As Ottawa undertakes new initiatives to improve bike paths and lanes in the city, Internet juggernaut Google is helping make the routes easier to navigate.
The company recently launched a new feature from Google Maps that allows users to map bike routes by entering a place of origin and destination. Users are offered different routes that are most convenient for cyclists, including roads with bike lanes or bike paths.
The new feature was announced in Ottawa at the Sustainable Mobility Conference in November. The launch occurred in seven cities across Canada, including Calgary, Winnipeg, Vancouver and Toronto.
Dave Woodbridge, publisher of the website OutdoorOttawa, says this is a step in the right direction for getting more Ottawa residents on their bikes.
“If you know that you could hop on your bike and anywhere you are, you can punch in your route and Google will give you a nice car-free, traffic-free route, it might encourage you to get on your bike,” says Woodbridge.
Woodbridge says the feature is beneficial for recreational cyclists who may be encouraged to bike more often if they could avoid busy roads or those without bike lanes.
NCC spokesperson Jasmine Leduc says the federal agency for the capital and the cities of Ottawa and Gatineau have all worked together to improve the region’s bike routes and agrees that the Google feature will encourage people to use them.
“The new feature provides a route that is optimal for cycling and it enables the user to take advantage of all the recreation pathways, bike lanes and the bike-friendly streets,” says Leduc.
Mona Abouhenidy, the City of Ottawa’s program manager for transportation planning, says 150 kilometres of bike lanes and multi-use paths will be created in the city by the end of this year.
Other cycling initiatives include the recently approved pilot project to create a segregated bike lane along Laurier Avenue.
More projects to improving cycling routes are being planned, and as the city adds more bike lanes, Google will update the map information.
Abouhenidy says the goal of Google bike maps is to encourage more people to become comfortable with cycling in the city and knowing appropriate routes.

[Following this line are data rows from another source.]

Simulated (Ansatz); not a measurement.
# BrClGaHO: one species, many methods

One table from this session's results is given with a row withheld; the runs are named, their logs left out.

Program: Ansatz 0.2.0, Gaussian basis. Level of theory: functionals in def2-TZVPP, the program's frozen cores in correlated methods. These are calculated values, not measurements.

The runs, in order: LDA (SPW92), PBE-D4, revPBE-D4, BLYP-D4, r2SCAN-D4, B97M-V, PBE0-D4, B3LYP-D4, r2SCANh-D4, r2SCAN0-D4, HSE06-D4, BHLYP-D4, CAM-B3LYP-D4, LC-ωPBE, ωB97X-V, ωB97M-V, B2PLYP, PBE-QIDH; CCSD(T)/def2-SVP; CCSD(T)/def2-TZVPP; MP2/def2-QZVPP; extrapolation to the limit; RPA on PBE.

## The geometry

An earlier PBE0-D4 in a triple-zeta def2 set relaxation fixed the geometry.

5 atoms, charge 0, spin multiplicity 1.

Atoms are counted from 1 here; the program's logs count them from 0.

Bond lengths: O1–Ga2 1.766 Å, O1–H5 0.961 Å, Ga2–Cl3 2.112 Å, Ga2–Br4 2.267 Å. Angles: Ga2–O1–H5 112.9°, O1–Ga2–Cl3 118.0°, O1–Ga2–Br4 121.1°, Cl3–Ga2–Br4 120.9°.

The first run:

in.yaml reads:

“The people who are confident in traffic are already on the roads. We are trying to attract people who feel less confident cycling in traffic, by going to Google Maps and looking at the options,” says Abouhenidy.
Abouhenidy said not all routes follow paths or bike lanes, but notes that Google clearly indicates when a cyclist must take a street without bike lanes.
She says this allows cyclists to decide on a preferred route, adapted to their cycling abilities and confidence.
“Now they can go and try different options and make a more intelligent and educated decision on which road they can take based on their skill-level,” says Abouhenidy.
Though enthusiastic about the feature, Woodbridge acknowledges some shortcomings of the Google Maps system. When Woodbridge tried mapping a route through Ottawa, he says the site directed him to cycle along the east side of the canal, along a strip that is currently under construction.
To help prevent such glitches, Google encourages users to send in updated information so changes can be made to route recommendations.
Woodbridge says it’s important to take into account that the site can provide incorrect directions and bikers should not feel overconfident.
“There’s already tension between bikers and drivers, and if you’ve got Google Maps backing you up, you might be more emboldened as a biker,” says Woodbridge, explaining that bikers still need to respect car traffic.
Despite potential problems, Woodbridge is optimistic about the future of cycling in Ottawa, pointing to the various cycling initiatives as signs of progress.
“The segregated bike lane and the bike paths on Google maps, these are two huge steps forward for cycling in our town,” says Woodbridge.
“I’m looking forward to see how they play out.”